Ashley Shaw stars in the titular role in this revamped production of Bourne’s ballet
Matthew Bourne first made his version of Cinderella in 1997 on the back of the enormous success of his Swan Lake. I always loved it, but the version he is presenting twenty years later is stronger, tighter and more emotionally charged.
The choreographer’s masterstroke is to realise that the propulsive thrust of Prokofiev’s haunting, melancholic score is about the passage of time. Cinderella is always racing against the clock, snatching her moment of happiness as the minute hand ticks towards midnight. This frenzied sense of seizing life while you can is perfectly suited to a setting during the London Blitz, when the besieged inhabitants of the city lived in the knowledge that every moment might be their last.
The designer Lez Brotherston has provided stunning, stylised sets that not only capture a city in peril, with jagged, bombed-out buildings framing the action, but also recreate the glittering Café de Paris, famously hit by a bomb in 1941, where a blast-dazed Cinderella dreams of being at the ball and where courting couples waltz with desperate passion.

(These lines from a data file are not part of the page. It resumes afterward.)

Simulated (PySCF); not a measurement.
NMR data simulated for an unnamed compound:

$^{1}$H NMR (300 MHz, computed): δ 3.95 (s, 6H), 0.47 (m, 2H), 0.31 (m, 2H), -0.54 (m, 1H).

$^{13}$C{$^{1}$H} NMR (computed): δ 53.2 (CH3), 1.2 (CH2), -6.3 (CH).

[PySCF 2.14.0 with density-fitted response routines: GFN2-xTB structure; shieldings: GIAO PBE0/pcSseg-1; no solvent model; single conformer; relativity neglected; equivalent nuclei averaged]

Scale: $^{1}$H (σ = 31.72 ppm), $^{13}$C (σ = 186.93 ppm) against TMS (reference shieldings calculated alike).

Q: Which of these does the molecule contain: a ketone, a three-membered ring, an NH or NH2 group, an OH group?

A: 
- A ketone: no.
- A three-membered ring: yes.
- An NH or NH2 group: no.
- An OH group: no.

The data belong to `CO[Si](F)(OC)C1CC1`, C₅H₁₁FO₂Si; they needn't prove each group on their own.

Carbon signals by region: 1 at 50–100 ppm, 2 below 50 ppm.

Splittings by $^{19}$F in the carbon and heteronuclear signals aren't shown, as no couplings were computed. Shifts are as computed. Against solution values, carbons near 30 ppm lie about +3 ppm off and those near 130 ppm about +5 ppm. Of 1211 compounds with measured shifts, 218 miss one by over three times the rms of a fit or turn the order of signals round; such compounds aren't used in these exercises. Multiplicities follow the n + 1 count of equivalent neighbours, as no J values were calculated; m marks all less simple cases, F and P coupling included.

He uses a limited colour palette of greys and deep blues, punctuated by the odd burst of colour – the red fires of devastation, Cinderella’s white dress, a Red Cross worker’s scarlet cape. He also uses specific London scenes – the shadow of St Paul’s, the glowing light of an underground station – to set the action within a specific place and time.
In this stunning context, Bourne radically rethinks and reinvents the fairy story. It begins, conventionally enough, in a drab mansion where poor Cinders – in spectacles and neat grey skirt – is put upon not only by her step-mother and step-sisters (ugly only on the inside) but by an entire family of step-siblings, including a creepy, shoe-fetishist. When magic forces appear they come not in the shape of a fairy godmother but of a white-suited male Angel, who slides down the crooked mantelpiece and brings the lonely child her Prince, in the shape of a wounded RAF Pilot.
He then guides her through the Blitz to bring about a truly happy ending, not the delirious rapture of an imaginary desire, but the settled, gentle love of marriage and a life together.
En route, Bourne creates a dark, whirring world of wonderfully expressive choreography, full of longing and emotion. There’s a wonderful scene when Cinderella dances with a tailor’s dummy who turns into her dashing Pilot but one who dances with the clumsiness of a dummy, as if her imagination can only carry her so far. And there’s a terrific running joke about her glasses; she keeps taking them off to look better, but then her lover doesn’t recognise her.
Ballet lovers will recognise affectionate tributes to the great British choreographers Kenneth MacMillan (in the passionate duet of fulfilled love, and in the partnering in the ballroom scene) and to Frederick Ashton’s own Cinderella in the bobbing heads of the comic entrance for the step-family. There are also strong references to films such as A Matter of Life and Death. But the way the ballet comes together, full of witty moments, is entirely Bourne, including a tiny sub-plot about the gay brother who also finds love, and a clever reimagining of the Prince’s journey round the world that sets the Pilot amongst prostitutes, thieves and upper-class riff-raff.
It is storytelling of the highest order and brilliantly served by the dancers, who seem to get better and better. Ashley Shaw is a swooning, dramatic Cinderella, each moment of her sadness carefully registered, each dawning of hope fully communicated. As the Angel, Liam Mower is both sharp and slightly sinister. Andrew Monaghan is a perfect Pilot, anguished but loving, while the outstanding Michela Meazza seizes the role of the truly evil step-mother whose glamorous exterior disguises a murderous heart and makes it both funny and frighteningly cruel. Terrific.
Matthew Bourne's Cinderella runs at Sadler's Well until 28 January and then tours.